Server Priority Manager allows you to set upper limits of the number of accesses from the server to storage system as well as the amount of data transfer. The upper limits are automatically disabled when the traffic between the server and storage system drops to user-defined levels. Server Priority Manager supports Fibre Channel and iSCSI ports connected to open-systems hosts.
By using Server Priority Manager, you can designate prioritized ports (for example, for production servers) and non-prioritized ports (for example, for development servers) and set upper limits and thresholds for the I/O activity of these ports to prioritize I/O operations to host servers requiring high-throughput I/O operations and prevent low-priority activities from negatively impacting high-priority activities.
You can also control the I/O priority for individual volumes (LDEVs) in a storage system by using CCI. When you use CCI to configure LDEV-level Server Priority Manager operations, you can specify an LDEV and a WWN or iSCSI name of a host adapter. Within a single storage system, you can use only one of the following two methods to set I/O priority level: you can specify ports (GUI or CLI), or you can specify LDEVs (CLI only). For important information about using CCI to perform Server Priority Manager operations, see the Command Control Interface Command Reference.

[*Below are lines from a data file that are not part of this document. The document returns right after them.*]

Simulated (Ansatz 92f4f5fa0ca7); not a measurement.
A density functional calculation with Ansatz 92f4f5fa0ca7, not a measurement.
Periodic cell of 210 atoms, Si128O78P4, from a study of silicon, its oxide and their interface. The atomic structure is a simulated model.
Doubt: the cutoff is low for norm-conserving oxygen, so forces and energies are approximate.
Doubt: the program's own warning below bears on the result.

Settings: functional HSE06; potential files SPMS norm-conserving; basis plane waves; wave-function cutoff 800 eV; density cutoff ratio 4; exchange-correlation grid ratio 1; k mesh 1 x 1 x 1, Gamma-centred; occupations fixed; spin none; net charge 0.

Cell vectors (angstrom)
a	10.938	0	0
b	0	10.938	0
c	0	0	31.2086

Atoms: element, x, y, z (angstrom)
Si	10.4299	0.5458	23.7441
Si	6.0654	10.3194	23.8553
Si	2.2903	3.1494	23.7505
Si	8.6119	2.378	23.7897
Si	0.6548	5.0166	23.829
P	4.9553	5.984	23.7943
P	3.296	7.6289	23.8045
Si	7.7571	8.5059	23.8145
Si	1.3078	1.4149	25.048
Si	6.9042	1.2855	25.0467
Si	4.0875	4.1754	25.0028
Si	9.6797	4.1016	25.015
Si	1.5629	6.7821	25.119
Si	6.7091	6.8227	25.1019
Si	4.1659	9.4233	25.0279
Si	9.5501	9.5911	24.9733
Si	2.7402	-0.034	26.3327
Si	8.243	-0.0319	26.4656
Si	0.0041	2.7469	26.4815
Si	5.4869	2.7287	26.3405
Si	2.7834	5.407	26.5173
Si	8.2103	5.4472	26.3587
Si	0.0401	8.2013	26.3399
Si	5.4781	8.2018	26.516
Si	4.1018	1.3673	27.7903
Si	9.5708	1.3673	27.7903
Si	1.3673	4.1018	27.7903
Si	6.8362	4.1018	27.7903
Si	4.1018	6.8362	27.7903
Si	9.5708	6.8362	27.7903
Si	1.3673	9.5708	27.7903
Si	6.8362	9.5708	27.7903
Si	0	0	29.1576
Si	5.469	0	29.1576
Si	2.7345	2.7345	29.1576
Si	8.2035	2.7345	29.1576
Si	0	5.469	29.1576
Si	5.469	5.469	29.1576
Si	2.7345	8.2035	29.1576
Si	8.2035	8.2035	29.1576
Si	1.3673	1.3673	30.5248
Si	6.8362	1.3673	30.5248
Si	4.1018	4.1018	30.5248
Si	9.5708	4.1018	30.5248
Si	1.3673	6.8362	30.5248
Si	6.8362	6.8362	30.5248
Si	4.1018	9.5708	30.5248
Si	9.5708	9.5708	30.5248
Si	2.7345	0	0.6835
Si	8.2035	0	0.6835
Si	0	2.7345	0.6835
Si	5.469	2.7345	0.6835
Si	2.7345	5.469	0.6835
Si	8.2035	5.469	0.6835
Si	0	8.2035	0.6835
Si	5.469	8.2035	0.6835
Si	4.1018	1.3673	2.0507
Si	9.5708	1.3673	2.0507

Performance of high-priority hosts
In a SAN environment, the storage system is usually connected with many host servers. Some types of host servers often require higher performance than others. For example, production servers such as database and application servers that are used to perform daily tasks of business organizations usually require high performance. If production servers experience decreased performance, productivity in business activities can be negatively impacted. To prevent this from happening, the system administrator needs to maintain the performance of production servers at a relatively high level.
Computer systems in business organizations often include development servers, which are used for developing, testing, and debugging business applications, as well as production servers. If development servers experience decreased performance, development activities can be negatively impacted, but a drop in development server performance does not have as much negative impact to the entire organization as a drop in production server performance. In this case, you can use Server Priority Manager to give higher priority to I/O activity from production servers than I/O activity from development servers to manage and control the impact of development activities.
Using Server Priority Manager you can limit the number of I/O requests from servers to the storage system as well as the amount of data that can be transferred between the servers and the storage system to maintain production server performance at the required levels. This practice of limiting the performance of low-priority host servers is called upper-limit control. The upper-limit control is automatically disabled when traffic between the servers and the storage system drops to user-defined levels called thresholds.
While upper-limit control can help production servers to perform at higher levels during periods of heavy use, it may not be desirable when production servers are not busy. For example, if the I/O activity on production servers is high between 09:00 and 15:00 hours and decreases significantly after 15:00, upper-limit control for development servers may not be required after 15:00.
To address this situation Server Priority Manager provides threshold control in which upper-limit control is automatically disabled when I/O traffic between production servers and the storage system decreases to a user-specified level. This user-specified level at which upper-limit control is disabled is called the threshold. You can specify the threshold as an I/O rate (number of I/Os per second) and a data transfer rate (amount of data transferred per second).
For example, if you set a threshold of 500 I/Os per second to the storage system, the upper-limit controls for development servers are disabled when the I/O rate of the production servers drops below 500 I/Os per second. If the I/O rate of the production servers goes up and exceeds 500 I/Os per second, upper-limit control is restored on the development servers.
If you also set a threshold of 20 MB per second to the storage system, the upper-limit controls for development servers are disabled when the amount of data transferred between the storage system and the production servers is less than 20 MB per second.
Requirements for using performance functions
- Performance management products: The following software products are required for performance management operations.
- Hitachi Performance Monitor
- Hitachi Server Priority Manager
- Cache Residency Manager
- Hitachi Virtual Partition Manager
- Access: Administrator access for
Hitachi Device Manager - Storage Navigator or write access for the performance management software products is required to perform operations. Users without Administrator access or write access can only view the performance management information and settings. You need the specific administrator roles for each function:
- Performance Monitor: Storage Administrator (Performance Management)
- Server Priority Manager, Cache Residency Manager, Virtual Partition Manager: Storage Administrator (System Resource Management)
- License keys: The license keys for the performance management software products must be installed. For details about installing license keys, see the System Administrator Guide.
- Java: Java is required for Server Priority Manager and Cache Residency Manager. For details about installing Java and configuring Device Manager - Storage Navigator, see the System Administrator Guide.
- Hitachi Device Manager - Storage Navigator secondary windows: Secondary windows must be enabled before you use Server Priority Manager or Cache Residency Manager. Java and some settings of Hitachi Device Manager - Storage Navigator are required for the Hitachi Device Manager - Storage Navigator secondary window. For details, see the System Administrator Guide.
- Cache memory for Cache Residency Manager: Use of Cache Residency Manager might require additional cache memory in your storage system. For details, see Estimating cache size for Cache Residency Manager.
- Cache memory for Virtual Partition Manager: Use of Virtual Partition Manager might require additional cache memory in your storage system.